Warning to SPCK/SSG Bookshop Customers and Staff: Your Personal Data is At Risk

Pile of rubbish seen through the window

Cambridge, 26 August 2008: Pile of debris seen through the window

Phil Groom writes:

What, exactly, is in these bags and boxes left behind by SSG when this shop was abandoned? Is it merely rubbish?

We will probably never know. But in another shop, now let to new tenants, we found out: amongst other things, personnel records and customer credit card slips.

A former member of staff, who does not wish to be identified, was passing the shop where s/he once worked as the new tenants were moving in. Seeing them clearing out the remains of SSG’s tenancy, s/he asked if s/he could take some of the debris off their hands. “Sure,” they said, and, amongst other things, they handed over a metal filing box that had been left behind.
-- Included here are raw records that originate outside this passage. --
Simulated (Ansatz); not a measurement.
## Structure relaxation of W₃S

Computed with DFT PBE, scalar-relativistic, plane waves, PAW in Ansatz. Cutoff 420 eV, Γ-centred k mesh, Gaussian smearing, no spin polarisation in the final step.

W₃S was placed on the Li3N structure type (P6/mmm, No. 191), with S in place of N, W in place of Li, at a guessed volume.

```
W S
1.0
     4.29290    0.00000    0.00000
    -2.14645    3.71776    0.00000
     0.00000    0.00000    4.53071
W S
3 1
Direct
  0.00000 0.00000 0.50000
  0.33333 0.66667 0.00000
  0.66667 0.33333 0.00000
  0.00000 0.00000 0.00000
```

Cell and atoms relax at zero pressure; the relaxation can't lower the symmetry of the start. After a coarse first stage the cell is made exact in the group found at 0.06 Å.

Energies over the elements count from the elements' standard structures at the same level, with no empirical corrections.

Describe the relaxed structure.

At home, s/he opened the box and discovered:

… personal material about one staff member who had a disability and was employed with help from […] – there are several of […]’s confidential reports in there. Also included are job applications, staff addresses and phone numbers… there is even a month’s worth of till reconciliations, including the PDQ machine slips, which, if you know anything about the SPCK tills, means that I have a whole batch of credit card details with the full number and start finish dates…

This may be a one-off or it may be more widespread: we have no way of knowing. But if you have shopped in or worked for an SPCK/SSG Bookshop, be aware: your personal data is at risk; identity fraud and credit card scams are a very real possibility. Due diligence on data protection is not being exercised as the former shops are being abandoned.

On Friday I posted about “Two years of horror” – the Brewers’ Legacy to Britain: today, exactly two years on, we begin to see the true colours of that legacy in this act of gross negligence.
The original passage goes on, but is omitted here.